Phoenix, AZ -- Goldwater Institute scholar Robert Franciosi applauds the unanimous decision by the Arizona Court of Appeals, which ruled yesterday that coercive public funding of campaigns is unconstitutional. Franciosi, who directs the Institute's work on electoral reform, also congratulates Rep. Steve May (R-Paradise Valley) and the Institute for Justice on an important victory in their two-year fight against coerced funding of political speech.
"In a free state," says Franciosi, "citizens should not be forced to finance politicians' campaigns for office."
The Clean Elections Commission plans to spend $17 million this year to subsidize campaigns. Says Franciosi, "An estimated $11 million was taken from residents through fines, forfeitures, and penalties. In keeping with the spirit of the ruling, the state should return that ill-gotten money to the people from whom it was taken."
Although he expresses satisfaction with the Court of Appeals' decision, Franciosi says the ruling leaves reformers with much unfinished business. "The Court did its job, which is to uphold the liberties of the people," he says. "But the people of Arizona should go further, and repeal the Clean Elections Act. Public subsidies for politicians are wrong."

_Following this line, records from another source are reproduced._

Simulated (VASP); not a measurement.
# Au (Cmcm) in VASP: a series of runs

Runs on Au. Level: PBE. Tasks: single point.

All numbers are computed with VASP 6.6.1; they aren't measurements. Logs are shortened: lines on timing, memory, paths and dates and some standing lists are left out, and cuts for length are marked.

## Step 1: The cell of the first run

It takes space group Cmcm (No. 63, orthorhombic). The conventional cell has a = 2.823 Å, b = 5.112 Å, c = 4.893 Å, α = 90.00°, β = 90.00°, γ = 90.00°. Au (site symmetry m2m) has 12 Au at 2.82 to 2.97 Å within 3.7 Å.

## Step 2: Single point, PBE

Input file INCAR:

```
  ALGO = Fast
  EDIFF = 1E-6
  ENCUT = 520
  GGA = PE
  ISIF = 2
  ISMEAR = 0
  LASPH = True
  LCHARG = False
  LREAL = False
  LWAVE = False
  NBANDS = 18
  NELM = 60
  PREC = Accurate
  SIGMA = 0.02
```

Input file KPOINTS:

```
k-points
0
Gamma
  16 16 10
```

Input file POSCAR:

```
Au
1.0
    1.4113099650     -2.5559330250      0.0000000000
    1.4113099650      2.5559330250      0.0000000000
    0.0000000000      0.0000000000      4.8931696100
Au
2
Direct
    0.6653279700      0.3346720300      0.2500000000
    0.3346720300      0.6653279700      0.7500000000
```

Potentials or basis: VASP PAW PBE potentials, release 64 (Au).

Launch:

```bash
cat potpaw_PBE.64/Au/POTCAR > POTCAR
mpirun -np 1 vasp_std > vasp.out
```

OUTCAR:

Clean Elections continues to tap into the state's general fund through the $5 tax check-off promoted by the Commission's "$5 Bill" campaign. Franciosi sees Clean Elections as wasteful and ineffective. In a Goldwater Institute study released last year, he found that publicly subsidized candidates voted no differently than those who had received private support.
"Instead of trying to use a complicated system of tax incentives to invigorate campaigns," Franciosi says, "we should lift the existing campaign contribution caps and allow individuals and corporations to spend what they want on who they want."